August 25, 2006

SHA1 weakened further in new attacks

The move away from SHA1 gained momentum:

Researchers of the Krypto group of the IAIK succeeded in constructing a collision for a simplified variant of the standard hash function SHA-1. The simplified variant differs from the standard only in the number of iterations of the step functions that is used: 64 instead of 80. The previously best result was a collision for a variant with 58 iterations, first shown by Wang et al. in 2005.

Heise was first to report (in German and now on their English site) about what I guess is their paper presented at Crypto2006.

If you are wondering just where we are on SHA-1 usage and a replacement, CAcert have a page on compatibility of various certificate based distros to SHA-256 and SHA-512. All CAs are at the mercy of the application distributors to keep up with security developments.

It's not looking good for a move from SHA-1 just yet for certificates... People who didn't take account of the now 2-year-old presentations by Prof Wang include those still on OpenSSL 0.9.7 (FreeBSD, NetBSD, Apple Mac OSX, and OpenBSD themselves!). A rare black mark for the BSD family.

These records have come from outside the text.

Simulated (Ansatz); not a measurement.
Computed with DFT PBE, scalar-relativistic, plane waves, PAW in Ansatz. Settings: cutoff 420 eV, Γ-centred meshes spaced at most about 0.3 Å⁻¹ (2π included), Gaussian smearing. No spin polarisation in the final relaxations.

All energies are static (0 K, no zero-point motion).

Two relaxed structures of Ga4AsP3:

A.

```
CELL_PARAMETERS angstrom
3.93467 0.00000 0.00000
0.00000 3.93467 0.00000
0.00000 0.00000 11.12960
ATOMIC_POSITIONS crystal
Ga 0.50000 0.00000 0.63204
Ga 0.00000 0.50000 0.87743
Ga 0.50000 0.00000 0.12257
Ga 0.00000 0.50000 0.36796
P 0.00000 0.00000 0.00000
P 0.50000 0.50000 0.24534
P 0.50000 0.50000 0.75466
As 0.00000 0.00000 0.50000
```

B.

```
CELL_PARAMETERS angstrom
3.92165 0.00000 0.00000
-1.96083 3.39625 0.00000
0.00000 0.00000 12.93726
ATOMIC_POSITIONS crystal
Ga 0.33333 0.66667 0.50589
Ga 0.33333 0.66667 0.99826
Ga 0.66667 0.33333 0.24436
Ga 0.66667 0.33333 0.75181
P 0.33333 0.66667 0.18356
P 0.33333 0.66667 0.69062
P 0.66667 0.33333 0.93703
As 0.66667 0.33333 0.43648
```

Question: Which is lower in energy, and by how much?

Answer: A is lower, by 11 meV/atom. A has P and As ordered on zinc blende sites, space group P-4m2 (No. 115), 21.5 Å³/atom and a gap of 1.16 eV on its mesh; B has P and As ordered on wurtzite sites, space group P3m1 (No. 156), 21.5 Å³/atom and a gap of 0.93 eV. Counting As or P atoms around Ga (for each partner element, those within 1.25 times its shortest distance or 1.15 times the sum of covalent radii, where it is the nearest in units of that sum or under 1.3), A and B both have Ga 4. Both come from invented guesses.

I'll adjust this post as more comes in, and bear in mind that it will take days for the paper to be analysed and summarised. Also note that this time last year, Wang and friends presented a 63 bit attack, and some observers jumped the gun to say it was "broken" .... the message is still the same, SHA-1 is no longer Pareto-complete, which means you have to now analyse whether it suits your application, you can't simply assume it is good for all applications.